Customization may be key to success of living shorelines

By: Melissa Schneider / Published: Sep 13,  2013

Living shorelines are being used more often in coastal Alabama to fight erosion and protect habitat, and researchers at the University of South Alabama say some projects are unintentionally harming the shorelines they are meant to protect. Their research is showing that living shorelines must be custom-designed for each location to be successful. 


To create a site-specific living shoreline, projects should use principles from each of the fields of ecology, geology, oceanography and engineering to develop effective projects, according to the researchers.
“What restoration practitioners should realize is that just knocking some of the wave energy down is not always good for the shoreline,” said Scott Douglass, a professor in USA’s Department of Civil Engineering. “It can be good at some locations and disastrous at other locations.”  

Douglass is working with Bret Webb, also of USA’s Department of Civil Engineering, on the Mississippi-Alabama Sea Grant-funded research project.

“Living shorelines” refers to management practices that use strategic placement of plants, stone, sand fill and other structural organic materials, such as oyster reefs, to provide shoreline stabilization and protection of marsh vegetation and habitat viability. Living shorelines may be used in appropriate areas as alternatives to bulkheads, rip-rap and other hard structures.

The first-year research results in this two-year project have not shown that the living shorelines breakwater reef project just south of Alabama Port on Mobile Bay’s western shore has slowed the rate of erosion.
Another living shoreline project with unexpected effects is one of the most visible projects in Alabama. Along Alabama Highway 193 (the Dauphin Island Parkway, south of Bayfront Park and north of Jemison’s Bait Shop), the project has had little effect on shoreline recession, according to the research findings. Preliminary results indicate the project may have altered the natural shoreline habitat. What used to be mostly sandy beach backed by marshes, typical of most of Mobile Bay’s natural shoreline, has become an eroding, dying marsh more typical of the north shore of the Mississippi Sound.  

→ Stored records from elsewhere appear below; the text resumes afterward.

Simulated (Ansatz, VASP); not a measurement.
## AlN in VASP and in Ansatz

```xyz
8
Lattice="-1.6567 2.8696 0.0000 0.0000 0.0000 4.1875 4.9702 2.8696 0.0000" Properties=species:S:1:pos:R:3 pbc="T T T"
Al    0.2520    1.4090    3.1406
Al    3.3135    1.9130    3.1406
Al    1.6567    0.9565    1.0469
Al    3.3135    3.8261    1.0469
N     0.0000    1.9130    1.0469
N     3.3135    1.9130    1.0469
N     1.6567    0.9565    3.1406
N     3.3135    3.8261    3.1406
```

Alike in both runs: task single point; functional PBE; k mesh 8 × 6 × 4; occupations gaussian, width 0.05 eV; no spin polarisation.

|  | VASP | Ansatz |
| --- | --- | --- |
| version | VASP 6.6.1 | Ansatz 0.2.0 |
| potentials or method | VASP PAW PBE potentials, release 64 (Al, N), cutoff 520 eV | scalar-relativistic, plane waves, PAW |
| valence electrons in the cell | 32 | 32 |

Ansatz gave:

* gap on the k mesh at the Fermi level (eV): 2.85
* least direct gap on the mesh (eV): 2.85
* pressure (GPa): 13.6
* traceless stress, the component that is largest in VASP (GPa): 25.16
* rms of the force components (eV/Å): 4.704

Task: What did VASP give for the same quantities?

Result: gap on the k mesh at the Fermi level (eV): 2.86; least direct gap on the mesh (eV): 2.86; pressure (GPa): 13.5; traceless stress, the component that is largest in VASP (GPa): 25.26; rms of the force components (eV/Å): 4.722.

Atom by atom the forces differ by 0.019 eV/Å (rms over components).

The preliminary USA wave basin laboratory findings indicate that some reef structures used in living shorelines project cannot reduce the wave energy levels enough for salt marsh grasses like Spartina alterniflora to thrive along the shoreline. To date, there is little to no natural growth or colonization of any wetland species into the flats in the lee of the breakwater reefs.

Testing in the wave lab

Graduate students at USA are testing living shoreline reef/breakwater models in a laboratory wave basin. Preliminary results have quantitatively measured the wave attenuation characteristics of a variety of reef structure types commonly used in Alabama: oyster shells in bags, oyster shells in vertical steel triangular-shaped cages and hollow, concrete pyramids. It is clear that the wave transmission across these structures is very sensitive to tide levels and the height of the structure. Too high, and it ceases to work as intertidal habitat. Too low, and it will not attenuate waves enough to allow for healthy marsh vegetation growth in its lee. And whether it is high or low, if placed in the wrong location, it can cause damage to the shorelines.  

One of the exciting new findings from the preliminary laboratory results is a relationship between the structure geometry, wave attenuation characteristic and wave steepness (a parameter not previously considered in most design guidance), according to team leaders. One implication of this discovery is that it may be possible to “tune” a structure’s geometrical design to the site-specific wave climate and more effectively remove the storm wave energy while allowing gentler waves to pass through.

Living shorelines toolkit

As part of the project, the USA team is developing a pre-planning toolkit to help coastal homeowners, non-profit groups, municipalities and government agencies conceptualize and design living shoreline projects that are best suited for their locations. 

Several projects in coastal Alabama have achieved their design goals. They have stabilized the shoreline while creating and restoring various intertidal habitats including beaches, wetlands and oyster reefs. This research project will incorporate proven methods into the toolkit.

The research team also is working with the American Society of Civil Engineers to establish a nationwide living shorelines database.